Microsoft announced its desire to “reduce its video game workforce” in an email signed by Phil Spencer, the head of the company’s “gaming” division, and sent on January 25 to its employees. This internal communication mentions the dismissal of nearly 1,900 of the company’s 22,000 employees in its divisions dedicated to video games.
The email, revealed by the American specialist site The Verge and confirmed by Microsoft to Le Monde, indicates that the cuts concern all those responsible for the development and distribution of video games, namely Xbox Game Studios (Halo, Minecraft), ZeniMax Media (Skyrim, Doom) and, more recently, Activision Blizzard (Call of Duty, World of Warcraft, Candy Crush).
“The management of Microsoft Gaming and Activision Blizzard are working to align their strategies and action plans within a cost-sustainable structure that will support our entire growing business,” Mr. Spencer wrote, according to which “Redundant sectors” have been “identified” at Microsoft Gaming and Activision Blizzard, its newly acquired subsidiary.
The same day, Blizzard president Mike Ybarra also announced his departure from the company. He succeeded J. Allen Brack in 2021, who was fired due to employee complaints of harassment and discrimination.
The departure of another historic pillar of the company, Allen Adham, as well as the cessation of production of a survival game project (called Odyssey), were finally announced in a second internal email by Matt Booty, one of Microsoft’s executives.
Waves of layoffs in video games
These announcements come just three months after the acquisition of American publisher Activision Blizzard was finalized for a record $69 billion. Microsoft had to wait almost two years before finalizing this acquisition, while American and British regulators, initially reluctant, gave the green light.
At the end of this takeover, the most expensive in the history of the video game industry, the Redmond firm had recovered the approximately 18,000 employees of the leading American video game publisher as well as its flagship licenses. Microsoft then significantly overhauled the organization chart of its video game divisions. The man who was the leader of Activision for more than three decades, the controversial and very powerful Bobby Kotick, had to leave his seat on December 29, 2023.

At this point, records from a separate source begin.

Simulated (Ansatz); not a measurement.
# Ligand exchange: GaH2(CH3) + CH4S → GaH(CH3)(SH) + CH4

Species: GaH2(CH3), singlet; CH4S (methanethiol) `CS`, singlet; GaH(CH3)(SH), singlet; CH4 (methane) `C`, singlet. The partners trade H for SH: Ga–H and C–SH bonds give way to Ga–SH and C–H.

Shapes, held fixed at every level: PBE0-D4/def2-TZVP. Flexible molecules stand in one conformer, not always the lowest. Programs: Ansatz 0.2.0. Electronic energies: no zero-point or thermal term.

The video game sector has been experiencing mass layoffs for a year. According to the count carried out by the Game Industry Layoffs site, more than 10,000 people were left behind in 2023, including at heavyweights in the sector such as Electronic Arts (FIFA), Epic Games (Fortnite) or Nuverse (Marvel Snap).
The movement seems to be accelerating again at the start of the year, with, for the month of January alone, already more than 5,000 layoffs recorded: to those in Microsoft’s “gaming” divisions are added the 1,800 positions eliminated at Unity (publisher of video game development tools) and the 500 layoffs announced at the beginning of the week by Riot Games (League of Legends).
Last year, Microsoft (and not just its “video game” subsidiaries) had already cut 10,000 jobs, like most tech giants – with the notable exception of Apple.